What do American Lexi Thompson, New Zealander Lydia Ko, Englishwoman Charley Hull, Thai Ariya Jutanurgarn, and Australian Minjee Lee have in common? They’re all teenagers, they’re all competitive golfers, and they’re poised to collectively lead women’s golf into a bright and dynamic future.
Some say the game of golf has lost its way, kidnapped by equipment manufacturers and sidetracked by celebrity worshippers. They claim the sport Tiger popularized has derailed itself, become too expensive for ordinary recreational golfers. The litany despairs. Pro golf has lost its glitter and excitement, some cry, and amateur golf has become a frivolous pass-time for the geriatric set, no longer accessible or appealing to young people who favor adrenaline-driving and risk-taking sports over a four-hour stroll through an artificially groomed version of Mother Nature.

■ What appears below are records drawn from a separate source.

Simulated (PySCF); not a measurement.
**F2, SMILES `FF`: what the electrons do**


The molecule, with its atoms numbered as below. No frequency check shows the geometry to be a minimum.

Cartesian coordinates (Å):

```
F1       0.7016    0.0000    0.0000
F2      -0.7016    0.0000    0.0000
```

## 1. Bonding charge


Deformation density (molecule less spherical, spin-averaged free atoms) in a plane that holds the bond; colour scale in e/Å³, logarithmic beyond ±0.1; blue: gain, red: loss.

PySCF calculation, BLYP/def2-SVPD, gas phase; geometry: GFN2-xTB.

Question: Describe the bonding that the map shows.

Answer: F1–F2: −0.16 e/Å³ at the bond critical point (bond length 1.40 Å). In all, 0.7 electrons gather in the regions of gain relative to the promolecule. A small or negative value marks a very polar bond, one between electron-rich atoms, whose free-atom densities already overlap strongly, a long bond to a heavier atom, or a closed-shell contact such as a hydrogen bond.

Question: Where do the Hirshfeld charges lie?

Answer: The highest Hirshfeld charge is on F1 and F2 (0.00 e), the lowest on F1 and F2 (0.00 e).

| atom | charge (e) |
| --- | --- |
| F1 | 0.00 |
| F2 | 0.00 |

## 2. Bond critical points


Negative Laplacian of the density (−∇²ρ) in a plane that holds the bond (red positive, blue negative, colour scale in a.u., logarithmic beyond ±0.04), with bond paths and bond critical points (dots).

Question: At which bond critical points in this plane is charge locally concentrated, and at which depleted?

The doom-sayers need to dig deeper and take another look. The PGA may or may not be on the ropes, but women’s golf is alive and well and has an exceptionally bright future. The LPGA Girls Golf program reaches out to 50,000 girls annually and is supported by LPGA Tour players like Karrie Webb and Stacy Lewis and Yani Tseng with personal time and money.
There is, as well, a crop of new, teenaged faces on the Tour, highly competitive young golfers who step up to the first tee looking like they’re posing for fashion magazine cover shoots and ready to drive the ball so long and straight that they take our collective breath away with their combination of fierce competitive spirit, laser-like focus, and youthful enthusiasm for the joy of the moment.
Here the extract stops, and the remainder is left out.